My comments today will focus on just two aspects relating to the sponsorship program: the conditional permanent residence period of two years and its impact on women in domestic abuse situations, as well as the proposed requirement that sponsored female spouses be able to speak one of our official languages.
The government's objective of protecting women from barbaric crimes is commendable. But requiring women to speak one of the official languages does not address the source of the problem. Unfortunately, this new requirement will discriminate against women from certain countries and subject them to shameful consequences. It will also separate families, preventing women in their child-bearing years from starting a family and, in some cases, from having one at all.

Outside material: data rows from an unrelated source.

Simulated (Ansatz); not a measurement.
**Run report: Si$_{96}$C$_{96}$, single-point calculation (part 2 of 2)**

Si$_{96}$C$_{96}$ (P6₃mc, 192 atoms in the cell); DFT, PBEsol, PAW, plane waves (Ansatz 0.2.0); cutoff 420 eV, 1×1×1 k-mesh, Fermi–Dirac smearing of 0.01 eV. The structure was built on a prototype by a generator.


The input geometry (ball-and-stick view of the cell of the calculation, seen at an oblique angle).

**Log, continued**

Learning a language is not an easy, straightforward or fast process. I would submit that this new requirement violates the United Nations Convention on the Elimination of all Forms of Discrimination against Women. What's more, it's an attack on the family and women's rights.
The fact is that the new rule will have no effect whatsoever on many women who come from countries in northwest Africa where honour crimes and forced marriages exist. The reason is that they already speak French.
In addition, there is no research showing that the ability to speak English or French shields women from domestic abuse situations. Resources to help women are what is needed.
In my legal practice over the years, I have seen a great deal of women suffering from domestic abuse. Many of them were from the United States, Canada and even France, just to name a few. They were often well-educated women with careers. However, they were socially isolated, and seeking out support and helping themselves was a challenge.
Violence is a complex problem that won't be solved by learning one of the official languages.
Furthermore, there is absolutely no doubt that Latin, Asian and European women who don't speak English or French and who come from countries where forced marriages and honour crimes don't exist, will be separated from their families and discriminated against unnecessarily, under the proposed requirement.
It's also quite conceivable that some women could face enormous pressure from their husbands to learn English or French quickly so they can be sponsored. And that could cause conflict in families and make women even more vulnerable.
If the objective is to prevent barbaric acts, why not take a targeted approach? I suggest that the government examine the problem directly at its source. Who are the women most at risk of falling victim to an honour crime? What support and information programs are available to those women upon arriving in Canada or before they are sponsored?
Would it be possible for the government to prevent domestic abuse by educating men and women on what constitutes violence against women under the Declaration of the Elimination of Violence against Women, adopted in 1993? According to that declaration, violence can be verbal and leave no physical trace.
Women who are already in extremely vulnerable situations should not be forced to file a police report and further endanger themselves because of the two-year conditional permanent residence period. The conditional two-year period makes women who are victims of domestic abuse more vulnerable, despite the exception put in place by the government. In fact, these women are often asked to provide evidence that they are experiencing domestic abuse. In some cases, what the government is trying to achieve will actually make the abuse these women endure worse, making them even more vulnerable.
The exception in the act should be interpreted very broadly so as to respect the definition of violence in the 1993 declaration, so as to include psychological and verbal violence. Article 1 of the Declaration on the Elimination of Violence against Women states that:
[...] the term “violence against women“ means any act of gender-based violence that results in, or is likely to result in physical, sexual or psychological harm or suffering to women, including threats of such acts, coercion or arbitrary deprivation of liberty, whether occurring in public or in private life.
A woman should not have to tolerate shouting, insults and psychological and verbal mistreatment, and should not have to prove this mistreatment in order to remain in Canada. The current law puts the sponsored woman between a rock and a hard place.
This problem existed before the advent of the two-year conditional residency. Indeed, women who were being sponsored were often victims of family violence. They could then ask to remain in Canada on humanitarian grounds or be entitled to an exception. I have had some of these women as clients. They had to prove that they had lodged a complaint with the police or that they had marks of physical violence. It was very complicated and traumatizing for them.
Realistically speaking, it has to be said that lodging a complaint with the police can sometimes make violence against certain women worse. In Quebec, I saw cases where following complaints to the police, violent husbands hunted these women down, and tracked them right to the shelters for abused women that are supposed to be anonymous and have secret locations.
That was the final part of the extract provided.